Films and cricket are widely considered to be only mass obsessions that manage to hold sway across a hugely diverse India. However, if one is to determine the pecking order of these two popular endeavors, then we need look no further than this fact: while filmmakers keep a close eye on the cricketing calendar and plan their release strategies to avoid clashing with important cricketing tourneys, there have been no reported sightings of the powers-that-be at ICC or BCCI checking out the‘ Next Attractions’ page of Box Office India while determining cricketing schedules!
With the national cricket team in any case playing pretty much the whole year through, the launch of the Indian Premier League (IPL) in 2008 further narrowed ‘safe’ windows for film releases.
The IPL was a huge and instant success and it’s not difficult to see why – 4 hours of non-stop action with a guaranteed result, the best cricketers from around the world, attractive (not to mention scantily dressed!) cheerleaders, and a huge dollop of film glamour with stars such as Shah Rukh Khan, Preity Zinta and Shilpa Shetty owning teams and many more enthusiastically attending matches.
What makes IPL such a potent threat is that it is custom-made for the television viewing audience, and if one can get 4 to 8 hours of free and compelling entertainment in one’s own house, why would anyone want to shell out a couple of hundred bucks or more to watch a film that one may or may not like? To make matters worse, the tournament lasts for almost two months… so that’s a good chunk of the calendar that is a virtual no-fly zone for the film industry.

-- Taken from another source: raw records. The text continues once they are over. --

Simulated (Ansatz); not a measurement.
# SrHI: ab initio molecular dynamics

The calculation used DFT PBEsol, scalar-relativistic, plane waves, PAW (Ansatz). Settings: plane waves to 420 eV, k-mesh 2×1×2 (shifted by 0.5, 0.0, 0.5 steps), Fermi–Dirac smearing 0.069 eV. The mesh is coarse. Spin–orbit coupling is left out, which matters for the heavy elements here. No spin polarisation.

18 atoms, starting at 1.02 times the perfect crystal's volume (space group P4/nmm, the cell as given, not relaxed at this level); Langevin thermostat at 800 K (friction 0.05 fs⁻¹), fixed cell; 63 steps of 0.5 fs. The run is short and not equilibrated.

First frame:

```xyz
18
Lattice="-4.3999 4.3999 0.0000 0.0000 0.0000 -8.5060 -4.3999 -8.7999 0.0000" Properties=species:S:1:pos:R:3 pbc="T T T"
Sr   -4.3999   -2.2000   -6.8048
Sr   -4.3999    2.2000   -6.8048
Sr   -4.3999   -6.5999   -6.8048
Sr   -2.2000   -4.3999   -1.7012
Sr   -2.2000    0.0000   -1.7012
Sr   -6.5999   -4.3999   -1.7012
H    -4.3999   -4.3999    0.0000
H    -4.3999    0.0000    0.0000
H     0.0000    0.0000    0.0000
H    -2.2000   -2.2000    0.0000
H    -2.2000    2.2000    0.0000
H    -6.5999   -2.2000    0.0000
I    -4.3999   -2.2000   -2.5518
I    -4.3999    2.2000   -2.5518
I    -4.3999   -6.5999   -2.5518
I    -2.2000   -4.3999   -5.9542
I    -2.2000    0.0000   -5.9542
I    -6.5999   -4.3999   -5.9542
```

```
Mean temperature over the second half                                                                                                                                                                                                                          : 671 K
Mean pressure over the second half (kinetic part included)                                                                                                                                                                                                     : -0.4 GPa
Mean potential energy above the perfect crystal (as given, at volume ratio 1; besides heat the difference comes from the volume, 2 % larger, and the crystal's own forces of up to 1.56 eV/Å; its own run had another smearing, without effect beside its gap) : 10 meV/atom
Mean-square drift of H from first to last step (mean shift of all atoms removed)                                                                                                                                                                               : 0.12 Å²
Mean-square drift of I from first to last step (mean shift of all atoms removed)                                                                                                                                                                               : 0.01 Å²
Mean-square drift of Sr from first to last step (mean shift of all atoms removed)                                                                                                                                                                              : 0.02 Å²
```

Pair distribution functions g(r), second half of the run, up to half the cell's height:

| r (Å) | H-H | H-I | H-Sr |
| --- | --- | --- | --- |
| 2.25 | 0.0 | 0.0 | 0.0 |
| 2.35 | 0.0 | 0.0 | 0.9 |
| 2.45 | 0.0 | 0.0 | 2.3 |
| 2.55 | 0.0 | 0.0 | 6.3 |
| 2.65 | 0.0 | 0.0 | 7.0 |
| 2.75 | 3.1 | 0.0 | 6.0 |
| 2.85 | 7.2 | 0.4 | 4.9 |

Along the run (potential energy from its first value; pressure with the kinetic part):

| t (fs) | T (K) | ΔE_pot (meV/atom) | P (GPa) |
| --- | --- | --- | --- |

But is all that about to change?
The disastrous performance of the Indian cricket team in England and the recently concluded Test series in Australia have led to a very discernable wave of disenchantment and disappointment – as is evident from the nose-diving TRPs of match telecasts. Ironically, this steep fall has come less than a year from what many considered the high-point of India’s cricketing achievement and something that was considered to be a harbinger of even greater popularity – the ICC World Cup win.
The multi-million dollar question, as far as the film trade is concerned, is whether the cricket fan’s anger and switching-off of TV sets extend to the IPL too? While many will argue that the IPL is a different kettle of fish (it is designed to ensure that no matter what, an Indian team wins!), the feeling we get is that this time, the bitterness(not to mention weariness) of the cricket fan is very likely to make an impact on IPL season 5, which kicks off on April 4 and culminates on May 27.
Indeed, a certain dip in ratings was already visible last season and we will be highly surprised if that trend doesn’t continue – and intensify – this year. And if that does indeed transpire, it is quite possible that people may turn to the other national obsession, films, to get their entertainment fix.
Which can only be good news for the trade in general and particularly for those filmmakers who chose to schedule the release of their films during the IPL though conventional wisdom suggested otherwise
As they say: fortune favours the brave!